3. SALT LAKE CITY, 2002.

Pairs skaters Jamie Sale and David Pelletier of Canada and Elena Berezhnaya and Anton Sikharulidze of Russia perform in the figure skating exhibition during the Salt Lake City Winter Olympic Games at the Salt Lake Ice Center in Salt Lake City, Utah
Brian Bahr, Getty Images

Objectively, this scandal rocked the skating world the hardest, because the end result was a shattering of the competitive sport's very structure. When Canadian pairs team Jamie Sale and David Pelletier found themselves in second place after a flawless freeskate at the Winter Olympics in Salt Lake, something wasn't right. The Russian team of Elena Berezhnaya and Anton Sikharulidze placed first, despite a technically flawed performance.

An investigation into the result revealed that judges had conspired to fix the results of the pairs and dance events—a French judge admitted to being pressured to vote for the Russian pair in exchange for a boost for the French dance team (who won that event). In the end, both pairs teams were awarded a gold medal, and the entire system of judging figure skating competition was thrown out and rebuilt.

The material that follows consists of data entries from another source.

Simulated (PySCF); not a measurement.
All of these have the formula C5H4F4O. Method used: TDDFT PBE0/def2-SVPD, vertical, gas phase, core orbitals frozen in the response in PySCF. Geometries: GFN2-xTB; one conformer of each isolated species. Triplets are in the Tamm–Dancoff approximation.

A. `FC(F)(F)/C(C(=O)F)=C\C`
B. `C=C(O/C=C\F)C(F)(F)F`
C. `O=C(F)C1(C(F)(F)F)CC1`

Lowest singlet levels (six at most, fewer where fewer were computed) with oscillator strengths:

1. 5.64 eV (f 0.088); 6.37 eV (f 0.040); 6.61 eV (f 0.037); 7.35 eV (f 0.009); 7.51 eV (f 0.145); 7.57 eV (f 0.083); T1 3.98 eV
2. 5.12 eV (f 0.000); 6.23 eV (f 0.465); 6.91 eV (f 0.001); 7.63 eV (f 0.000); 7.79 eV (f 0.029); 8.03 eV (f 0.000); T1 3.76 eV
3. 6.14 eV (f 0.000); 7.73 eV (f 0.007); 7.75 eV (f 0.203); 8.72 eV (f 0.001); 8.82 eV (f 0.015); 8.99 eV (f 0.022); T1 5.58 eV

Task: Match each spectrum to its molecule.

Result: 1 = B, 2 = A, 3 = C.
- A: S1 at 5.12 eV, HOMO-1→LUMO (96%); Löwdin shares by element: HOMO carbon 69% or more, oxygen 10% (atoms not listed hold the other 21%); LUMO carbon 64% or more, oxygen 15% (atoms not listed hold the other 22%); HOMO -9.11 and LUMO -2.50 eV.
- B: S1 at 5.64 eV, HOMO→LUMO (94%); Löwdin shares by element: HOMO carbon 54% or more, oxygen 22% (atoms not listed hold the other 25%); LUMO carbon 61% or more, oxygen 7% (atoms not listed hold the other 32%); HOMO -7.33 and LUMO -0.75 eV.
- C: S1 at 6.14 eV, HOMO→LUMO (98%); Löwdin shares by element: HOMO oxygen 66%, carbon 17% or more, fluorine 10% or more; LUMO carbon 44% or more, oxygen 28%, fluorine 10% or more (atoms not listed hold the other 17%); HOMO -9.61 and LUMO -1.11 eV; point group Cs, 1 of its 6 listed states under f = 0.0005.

Jackson Haines was an American figure skater in the mid-1800s who had some crazy ideas about the sport. He had this absolutely ludicrous notion of skating to music (music!), waltzing on ice, as well as incorporating balletic movements, athletic jumps, and spins into competition. His brand new style of skating was in complete contrast to the rigid, traditional, and formal (read: awkward) standard of tracing figure-eights into the ice. Needless to say, it was not well received by the skating world in America, so he was forced to take his talents to the Old World.

His new “international style” did eventually catch on around the globe, and Haines is now hailed as the father of modern figure skating. He also invented the sit spin, a technical element now required in almost every level and discipline of the sport.


In 1902, competitive figure skating was a gentlemen's pursuit. Ladies simply didn't compete by themselves on the world stage (though they did compete in pairs events). But a British skater named Madge Syers flouted that standard, entering the World Figure Skating Championships in 1902. She ruffled a lot of feathers, but was ultimately allowed to compete and beat the pants off every man save one, earning the silver medal.

Her actions sparked a controversy that spurred the International Skating Union to create a separate competitive world event for women in 1906. Madge went on to win that twice, and became Olympic champion at the 1908 summer games [PDF] in London—the first “winter” Olympics weren't held until 1924 in France, several years after Madge died in 1917.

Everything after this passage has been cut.